PaddleX 3.0 Pipeline Deployment Tutorial¶
Before using this tutorial, you need to install PaddleX. For installation instructions, please refer to the PaddleX Installation guide.
The three deployment methods of PaddleX are detailed below:
- High-Performance Inference: In actual production environments, many applications have stringent performance standards for deployment strategies, especially in terms of response speed, to ensure efficient system operation and smooth user experience. To this end, PaddleX provides a high-performance inference plugin aimed at deeply optimizing model inference and pre/post-processing for significant end-to-end speedups. For detailed high-performance inference procedures, please refer to the PaddleX High-Performance Inference Guide.
- Serving Deployment: Serving Deployment is a common deployment form in actual production environments. By encapsulating inference functionality as services, clients can access these services through network requests to obtain inference results. PaddleX supports users in achieving low-cost serving deployment in pipelines. For detailed serving deployment procedures, please refer to the PaddleX Serving Deployment Guide.
- Edge Deployment: Edge deployment is a method where computing and data processing functions are placed on the user's device itself, allowing the device to directly process data without relying on remote servers. PaddleX supports deploying models on edge devices such as Android. For detailed edge deployment procedures, please refer to the PaddleX Edge Deployment Guide.
This tutorial will introduce the three deployment methods of PaddleX through three practical application examples.

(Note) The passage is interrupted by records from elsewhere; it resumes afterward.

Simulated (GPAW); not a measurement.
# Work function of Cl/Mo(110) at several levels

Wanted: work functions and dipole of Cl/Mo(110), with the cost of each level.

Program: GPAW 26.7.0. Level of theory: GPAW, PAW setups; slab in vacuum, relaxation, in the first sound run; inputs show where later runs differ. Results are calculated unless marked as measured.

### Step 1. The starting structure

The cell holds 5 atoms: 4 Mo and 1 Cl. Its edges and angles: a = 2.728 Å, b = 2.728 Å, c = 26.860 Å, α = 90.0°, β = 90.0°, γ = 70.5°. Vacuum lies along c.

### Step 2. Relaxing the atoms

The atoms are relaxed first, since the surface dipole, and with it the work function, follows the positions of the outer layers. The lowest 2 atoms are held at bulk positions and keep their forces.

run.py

1 High-Performance Inference Example¶
1.1 Obtain Serial Number and Activation¶
On the Baidu AIStudio Community - AI Learning and Training Community page, select "Get Now" in the "Consultation and Acquisition of Serial Numbers for Open Source Pipeline Deployment" section, as shown in the figure below:
Select the pipeline you need to deploy and click "Get". Afterward, you can find the obtained serial number in the "Serial Number Management for Open Source Pipeline Deployment SDK" section below:
After using the serial number to complete activation, you can use the high-performance inference plugin. PaddleX provides both offline and online activation methods (both only support Linux systems):
- Online Activation: When using the inference API or CLI, specify the serial number and activate online, allowing the program to complete activation automatically.
- Offline Activation: Follow the instructions on the serial number management interface (click "Offline Activation" in "Operations") to obtain the device fingerprint of the machine and bind the serial number with the device fingerprint to obtain a certificate for activation. To use this activation method, you need to manually store the certificate in the
${HOME}/.baidu/paddlex/licenses
directory on the machine (create the directory if it does not exist) and specify the serial number when using the inference API or CLI. Please note: Each serial number can only be bound to a unique device fingerprint and can only be bound once. This means that if users deploy models on different machines, they must prepare separate serial numbers for each machine.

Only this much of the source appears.